Association’s new president ready to begin school year
Greetings colleagues and allow me to be among the first to wish you all happy new year.
While the rest of the world celebrates Jan. 1, Jan 14. or Jan. 28, depending on the calendar, our beginning happens at the end of August each year. We are fortunate to work in a profession that starts new each school year and is charged with promise and hope each and every time.
“You say good-bye and I say hello.” These words from Lennon and McCartney ring true for me as I write for this space for the first time. My predecessor Mark Ramsankar said good-bye in the previous issue and it is my turn to say hello. As the Alberta Teachers’ Association enters its second century as a professional organization, I am extraordinarily proud to be your president. The ATA is world-renowned for its work and its structures. Our research is leading discussion around the planet and some of the gains that we have made are the envy of all other teacher groups.
This being said, there is still much to do and that work is already underway. I am continuing to push the government to complete an amendment to a regulation that caps pension payments. As salaries increase, this cap is affecting more and more of our teachers. An amendment is in the works that will allow all our members to access the pension to which they are entitled and for which they have already contributed. From what I have been told, the writing is complete and the amendment has passed through the ministries of Education and Finance and awaits sign off from cabinet.
Our new group of table officers is jelling nicely and has begun work on a number of files. As our executive secretary Gordon Thomas moves toward retirement in early 2018, we are also working on the transitions happening at the most senior levels of our staff and this is proceeding very well. Provincial Executive Council has also begun its work both at the AGM of the Canadian Teachers’ Federation and our own Summer Conference. You will see much more of them as they serve your locals and bargaining units in the year ahead. While some good people have left, succession planning is serving us well.
We’re proud of our work on Indigenous education issues. Our Walking Together project is delivering workshops and seminars throughout the province. We continue to be serious about supporting teachers and educating them about our past, always with an eye toward how we will teach in the future. Keep in mind that Orange Shirt Day is coming Sept. 30 (the 29th in schools), so make plans for your classroom.
The Association’s stand against high-stakes testing, which awoke the planet, continues to be an
active file. We’ve expressed our concerns directly to members of the Organization for Economic Co-operation and Development and Education Minister David Eggen. The dollars we spend annually on high-stakes testing do not benefit teachers and students. It’s a waste of money, and these dollars should be spent in our classrooms. This file will remain active as we work with government on a new public assurance model.
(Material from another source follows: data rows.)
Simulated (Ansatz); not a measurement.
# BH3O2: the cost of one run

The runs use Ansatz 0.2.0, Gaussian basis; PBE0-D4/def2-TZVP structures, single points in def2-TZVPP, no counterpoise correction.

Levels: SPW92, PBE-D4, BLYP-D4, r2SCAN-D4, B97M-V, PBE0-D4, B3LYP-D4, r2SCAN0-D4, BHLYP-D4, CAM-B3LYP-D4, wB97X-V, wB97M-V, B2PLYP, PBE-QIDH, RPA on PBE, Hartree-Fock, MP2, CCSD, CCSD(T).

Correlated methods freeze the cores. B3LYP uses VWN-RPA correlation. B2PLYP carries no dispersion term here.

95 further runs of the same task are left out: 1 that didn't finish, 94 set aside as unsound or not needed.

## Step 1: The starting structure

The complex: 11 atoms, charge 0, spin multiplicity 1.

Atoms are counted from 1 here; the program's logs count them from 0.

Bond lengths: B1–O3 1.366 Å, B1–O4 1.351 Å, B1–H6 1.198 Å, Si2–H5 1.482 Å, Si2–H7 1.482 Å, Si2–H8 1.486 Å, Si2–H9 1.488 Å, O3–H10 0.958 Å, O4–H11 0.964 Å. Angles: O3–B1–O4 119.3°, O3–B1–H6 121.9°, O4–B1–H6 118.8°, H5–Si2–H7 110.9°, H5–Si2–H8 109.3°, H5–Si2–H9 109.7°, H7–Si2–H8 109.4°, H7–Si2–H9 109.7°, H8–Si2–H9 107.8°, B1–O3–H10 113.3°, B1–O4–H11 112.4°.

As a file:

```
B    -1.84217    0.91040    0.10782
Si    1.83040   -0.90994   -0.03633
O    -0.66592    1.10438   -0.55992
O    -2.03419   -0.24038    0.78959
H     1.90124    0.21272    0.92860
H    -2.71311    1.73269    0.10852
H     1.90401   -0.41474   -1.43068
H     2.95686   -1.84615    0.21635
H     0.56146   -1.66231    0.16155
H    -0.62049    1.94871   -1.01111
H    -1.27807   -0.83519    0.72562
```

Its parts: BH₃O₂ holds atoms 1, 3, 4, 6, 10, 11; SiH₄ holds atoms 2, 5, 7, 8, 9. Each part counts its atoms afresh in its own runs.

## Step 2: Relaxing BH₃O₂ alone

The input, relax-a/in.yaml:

With the completion of the central table portion of bargaining our collective agreements, we will need to monitor and to push boards to enact the language in the spirit in which it was intended. Examples of misinterpretation are already showing up, and our Economic Policy Committees will need to be vigilant as they also continue to bargain the local piece of our agreements. The classroom improvement fund will be rolling out in September in some school divisions and soon after in many others, and I would like to hear your stories about the difference these funds have made in your classrooms.
Our partnership with the government on curriculum continues and while the work of our colleagues is progressing, certain factions continue to push relentlessly for the participants to be named. This attention has been entirely unhelpful, and we will continue to fight to protect our members from unnecessary exposures to attacks in both mainstream and social media.
Back to “I say hello.” I have worked for teachers’ rights all my career and with the opportunity you have given me, I will push even harder to achieve the goals that you and I share for public education in our province. The best education system anywhere can still be improved upon. All the best in the school year ahead and please don’t hesitate to call with your concerns or good news stories! ❚
Greg Jeffery was elected president of the Alberta Teachers’ Association in March of 2017 and officially took office July 1.